Job’s problem is that he sees all of the amazing things that God has done for creation, and he wonders why God has not done any of those things for him.

The Bible says that Job feels like God has walked right past him.  Just as a corporate CEO, on his way to an important meeting, walks right past the janitor without even a single glance, Job feels as if God has walked right past him in order to fight the big battles and do the important things in the world.  But, Job has things that are important to him too.  Job feels as if he has been left behind and forgotten by God.

Job laments, “Look, he passes by me, and I do not see him; he moves on, but I do not perceive him. He snatches away; who can stop him? Who will say to him, ‘What are you doing?’’ (Job 9:11-12).

One day, Jesus looks on a bunch of people who have felt like Job.  They are the sick.  They are the poor.  They are the broken.  They are the ones with tears of grief still dripping from their eyes.  Jesus looks on this crowd and then speaks truth to his disciples on the mountain:

“Blessed are the poor in spirit, for theirs is the kingdom of heaven.

 “Blessed are those who mourn, for they will be comforted.

 “Blessed are the meek, for they will inherit the earth.

 “Blessed are those who hunger and thirst for righteousness, for they will be filled.

 “Blessed are the merciful, for they will receive mercy.

 “Blessed are the pure in heart, for they will see God.

 “Blessed are the peacemakers, for they will be called children of God.

 “Blessed are those who are persecuted for righteousness’ sake, for theirs is the kingdom of heaven.
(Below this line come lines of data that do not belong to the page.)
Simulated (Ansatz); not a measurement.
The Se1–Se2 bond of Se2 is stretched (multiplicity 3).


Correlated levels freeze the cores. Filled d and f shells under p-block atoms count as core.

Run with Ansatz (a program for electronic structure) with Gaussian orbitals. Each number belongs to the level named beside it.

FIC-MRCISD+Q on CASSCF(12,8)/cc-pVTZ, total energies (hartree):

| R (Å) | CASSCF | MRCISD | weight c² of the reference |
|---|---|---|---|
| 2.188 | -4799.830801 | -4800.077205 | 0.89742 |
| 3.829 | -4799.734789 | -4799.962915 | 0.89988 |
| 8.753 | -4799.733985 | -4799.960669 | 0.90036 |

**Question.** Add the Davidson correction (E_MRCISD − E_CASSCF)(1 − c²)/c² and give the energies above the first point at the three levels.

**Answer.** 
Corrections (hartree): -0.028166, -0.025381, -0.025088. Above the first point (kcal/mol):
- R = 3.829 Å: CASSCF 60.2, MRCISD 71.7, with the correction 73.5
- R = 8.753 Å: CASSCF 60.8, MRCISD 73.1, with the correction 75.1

 “Blessed are you when people revile you and persecute you and utter all kinds of evil against you falsely on my account.

(Matthew 5:3-11)

Jesus tells his disciples that all of these broken and bruised people below the mountain have been given a promise.  Those whose spirits are broken (the poor in Spirit) will get to live in the kingdom of heaven, that glorious garden of God where God walks with them and they walk with God. They get to be with God.

And, those who are pure in heart, those who focus on God and all that God cares about, will get to see God.  They will be face to face with God.

All those who seek peace will get to be called God’s children, because they are God’s children.  God will be right there with them as they seek ways of peace, even as others can only see solutions that lead to war.

I do not know if you see a pattern yet in what Jesus is teaching us, but in one way or another God’s presence is the reward.  Broken and bruised people are promised the gift of God’s presence; especially those who mourn a deep, heart wrenching loss.

Jesus says, “Blessed are those who mourn, for they will be comforted.”

Grief is such a hard thing.  We want more than anything to not be alone.  But, we also do not want people staring and doting on us.  C.S. Lewis, in A Grief Observed, paints the picture of his own grief well as he explains:

“There is a sort of invisible blanket between the world and me. I find it hard to take in what anyone says. Or perhaps, hard to want to take it in. It is so uninteresting. Yet I want the others to be about me. I dread the moments when the house is empty. If only they would talk to one another and not to me.”

Still, there is this yearning for someone to be there in our pain.  And, those who mourn are promised by Jesus that the Lord is right there to comfort them. “Blessed are those who mourn, for they will be comforted.”

And, that seems to be what Job wants in the end.  Sure he would like an answer to the “why” of his suffering, but even more than answers, Job just wants the Lord.  He does not want to feel like the Lord has just passed him by with more important things to do.  “I would speak to the Almighty,” Job says, “and I desire to argue my case with God” (Job 13:3).

It is not long before the Lord answers his desire and arrives to speak with Job directly. “Then the Lord answered Job out of the whirlwind: ‘Who is this that darkens counsel by words without knowledge?  Gird up your loins like a man, I will question you, and you shall declare to me’” (Job 38:1-3).

Then God goes on to ask Job if he knows anything about how creation works or what God does to make this world function?  Job cannot answer the Lord, he has no idea.  In the end, Job is given no answers from God that he can wrap his head around.  His question of “why” is not answered.  But, that seems to be OK with Job, because being with God is the answer for Job.

“I had heard of you by the hearing of the ear, but now my eye sees you,” Job answers God (Job 42:5).

“But now my eye sees you.”

So often people wrestle with God, and doubt God, and worry that God has passed them by, if God was even there in the first place.  But, here is the thing with wrestling with God: ask any high school wrestler, and you will find out that when you wrestle with someone, you cannot possibly get any closer to them.  The person’s sweat and tears and breath are right there in your face.  And, when you wrestle with God, God cannot possibly be any closer.  Hear this truth again; when you wrestle with God, God cannot possibly be any closer. 

Jesus does not forget you.  Jesus does not pass you by.  Rather, Jesus holds you in those wide-spread arms on the cross, grasping you with all of your suffering, and all of your sin, and all of your pain.  And, Jesus is still grasping you as you struggle in the darkness of the grave.  And, Jesus is still grasping you as he climbs out of that grave on the third day, pulling you into a new day, a new life, and a new opportunity. 

Now, I understand that on days like today when we are reminded of our tears once again, it can seem like you are anything but blessed.  But, Jesus has a promise for you.

“Blessed are the poor in Spirit, for theirs is the kingdom of heaven” (Matthew 5:3).

“Blessed are those who mourn, for they will be comforted” (Matthew 5:4).

“Blessed are the pure in heart, for they will see God” (Matthew 5:8).